April Fools Day in Postmodernism

This is where I'm going to stay, maybe.
I'm going to Europe. I just received my Irish citizenship so that I can be a Euro Zone member and work wherever I want. Like in a month or two. I'm up and leaving. London, Paris, Barcelona, Madrid, I don't quite know yet. But I will and I'll keep you posted. Blog posted.

Meanwhile, I've been thinking about metafiction. I've been reading Portnoy's Complaint which is really great. Alexander digressively works back and forth, building suspense, dropping tidbits about his sex life and we can't wait to read more of the juicy stuff. And he very self-consciously makes note that his memories may be misconstrued:

"...Now, whether the words I hear are the words spoken is something else again. And whether what I hear I hear out of compassion for him, out of my agony over the inevitability of this horrific occurrence, his death, or out of my eager anticipation of that event, is also something else again."

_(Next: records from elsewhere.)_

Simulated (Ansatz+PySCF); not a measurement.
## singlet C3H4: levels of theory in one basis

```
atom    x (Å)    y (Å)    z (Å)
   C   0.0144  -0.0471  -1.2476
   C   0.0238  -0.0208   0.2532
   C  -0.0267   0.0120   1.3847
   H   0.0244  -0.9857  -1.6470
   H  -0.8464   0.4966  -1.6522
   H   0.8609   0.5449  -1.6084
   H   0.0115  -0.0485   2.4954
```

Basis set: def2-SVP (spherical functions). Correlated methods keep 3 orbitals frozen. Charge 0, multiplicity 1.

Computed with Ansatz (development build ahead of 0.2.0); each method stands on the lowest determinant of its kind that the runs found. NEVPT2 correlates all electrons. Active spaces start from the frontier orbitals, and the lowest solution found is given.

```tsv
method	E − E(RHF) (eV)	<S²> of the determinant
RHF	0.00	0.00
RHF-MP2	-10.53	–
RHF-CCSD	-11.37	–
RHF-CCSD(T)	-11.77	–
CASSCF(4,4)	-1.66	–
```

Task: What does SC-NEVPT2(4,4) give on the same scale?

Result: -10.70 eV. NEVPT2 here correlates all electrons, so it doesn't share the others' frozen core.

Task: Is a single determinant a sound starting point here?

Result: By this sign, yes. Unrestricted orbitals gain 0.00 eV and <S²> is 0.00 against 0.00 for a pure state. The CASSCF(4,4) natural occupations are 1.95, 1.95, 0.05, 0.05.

Roy showed me a book by some writer whose name I can't remember but there was a metafictional part where he tells the reader that he's going to write about these characters reading a newspaper because he finds that interesting. And so the characters, both bad poets, are supposed to reflect him and things get all metamodern.

But see what I'm going to do is allow the protagonist to look out of the page and talk to the author. And that ain't no April Fools. You smell me?

Tuesday, March 29, 2011

Live for a Thousand Years in an Instant. Try It.

From the most recent female ephemera, remember the spirit children, the essences that united from all of our physical union and they whisper, what about us. But they drift into the atmosphere and I have done all I can.
  
Sometimes I remind myself that it doesn't matter whether you live for another three days or twenty years. For the mystic lover, three hours could be a hundred years. Remember this; I can tell you no more about it.

Repress desires and you become a hypocrite. Rumi said that.

All we have is to give and to hurry. But when we act with abandon, surrender to the life we pass through and become spirit, the way people do in love, we can be happy. Which is why people like falling in love: they are able to live a thousand years in a single instant. And most come crashing back to earth in jealousy and carnal lust. "What should we do next?" The spell is broken.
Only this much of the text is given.